Funny Who You Can Run into at Stater Bros.
So, I'm rolling down the vegetable aisle ... and I hear somebody say, "Nice hat."
And I looked up and there was a guy who looked like Ralph Perez, except about 10 years older than I remembered him ... from about 10 years ago.
Yes, it was Perez, now the University of Redlands soccer coach. He liked the cap I was wearing, because it had the U.S. National Soccer team logo on it.
Perez was an assistant coach on the 1990 U.S. World Cup team.
He's had an interesting career, to say the least.
It was a bit tricky to figure out how he could make the 1990 World Cup coaching staff because, at the time, he had limited national/international experience. Actually, he was coaching at Cal State San Bernardino.
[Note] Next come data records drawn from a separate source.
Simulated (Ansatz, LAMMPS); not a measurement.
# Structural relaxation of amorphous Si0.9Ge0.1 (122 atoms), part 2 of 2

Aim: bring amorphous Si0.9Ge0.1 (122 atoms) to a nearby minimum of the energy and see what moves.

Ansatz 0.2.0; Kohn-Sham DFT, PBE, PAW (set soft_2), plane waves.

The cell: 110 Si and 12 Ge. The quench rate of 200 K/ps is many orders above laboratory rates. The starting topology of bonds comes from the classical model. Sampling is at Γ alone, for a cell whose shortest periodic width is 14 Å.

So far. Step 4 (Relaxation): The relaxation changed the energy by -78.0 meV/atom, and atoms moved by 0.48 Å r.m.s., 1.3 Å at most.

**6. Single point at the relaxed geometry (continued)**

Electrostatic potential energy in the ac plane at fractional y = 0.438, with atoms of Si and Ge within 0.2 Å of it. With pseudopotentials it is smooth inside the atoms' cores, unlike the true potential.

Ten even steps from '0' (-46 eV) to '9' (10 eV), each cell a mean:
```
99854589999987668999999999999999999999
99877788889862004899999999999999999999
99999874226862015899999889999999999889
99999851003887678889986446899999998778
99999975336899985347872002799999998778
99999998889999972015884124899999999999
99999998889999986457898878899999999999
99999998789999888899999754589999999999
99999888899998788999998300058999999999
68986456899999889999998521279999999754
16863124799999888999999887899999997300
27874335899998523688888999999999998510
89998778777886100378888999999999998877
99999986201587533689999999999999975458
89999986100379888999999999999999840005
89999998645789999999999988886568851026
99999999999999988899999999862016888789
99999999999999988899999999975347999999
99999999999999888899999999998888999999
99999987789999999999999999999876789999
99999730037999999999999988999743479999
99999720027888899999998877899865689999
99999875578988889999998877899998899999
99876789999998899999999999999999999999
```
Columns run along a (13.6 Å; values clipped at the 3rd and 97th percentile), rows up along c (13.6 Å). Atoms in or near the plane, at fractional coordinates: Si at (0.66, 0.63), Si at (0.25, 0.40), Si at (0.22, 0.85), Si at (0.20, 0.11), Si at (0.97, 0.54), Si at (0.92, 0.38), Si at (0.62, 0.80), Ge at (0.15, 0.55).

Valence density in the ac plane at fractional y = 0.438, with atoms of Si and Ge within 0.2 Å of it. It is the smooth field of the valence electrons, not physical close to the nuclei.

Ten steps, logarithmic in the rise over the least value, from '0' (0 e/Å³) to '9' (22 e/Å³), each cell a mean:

After the World Cup, he moved into other Soccer Federation roles, and then was an assistant for more than one Major League Soccer team, including the Galaxy.
He interviewed for a couple of MLS head coaching jobs, but never got them ... and went for the UCLA job, as well. And, things happen ... and now he is coaching (well, we should note) at D3 Redlands.
His Bulldogs just got all the way to the NCAA D3 quarters before losing to Loras of Iowa 3-1. A game he thought his team could have won and deserved to win, but that's soccer, as soccer guys say. He said forward Max Bowman and goalkeeper Andrew Roraff were particularly valuable in the playoffs run.
Oh, and there's this: Had the Bulldogs won on Sunday, they would have stayed on the East Coast this week for the run-up to the final four this weekend in Orlando -- rather than go home and turn around to make their third trip to the east in three weeks. "We'd already cleared it with everyone," Perez said.
We talked about the 1990 U.S. team for a bit. That was the group of college kids who scraped into the World Cup on the strength of Paul Caligiuri's long goal at Port of Spain, Trinidad, in 1989. All Trinidad needed was a tie, but Cal's goal won it, and there we all went, off to Italy the following June for the Americans' first turn in the World Cup in 40 years. (They went out in three matches, but that was expected.).
Perez, like me, said Italy 1990 "seems like yesterday, but it was a long time ago." He reflected that "we were naive, and our players were immature." Basically, it was amazing that the Americans even got there, but by making it they assured the 1994 World Cup would stay in the USA, and that became the turning point for soccer in this country.
Anyway, Perez was probably under-qualified for the U.S. job he held 17 years ago ... and now he's over-qualified for the Redlands job. He probably ought to be running an MLS team, but while he's not, he's Redlands' boon.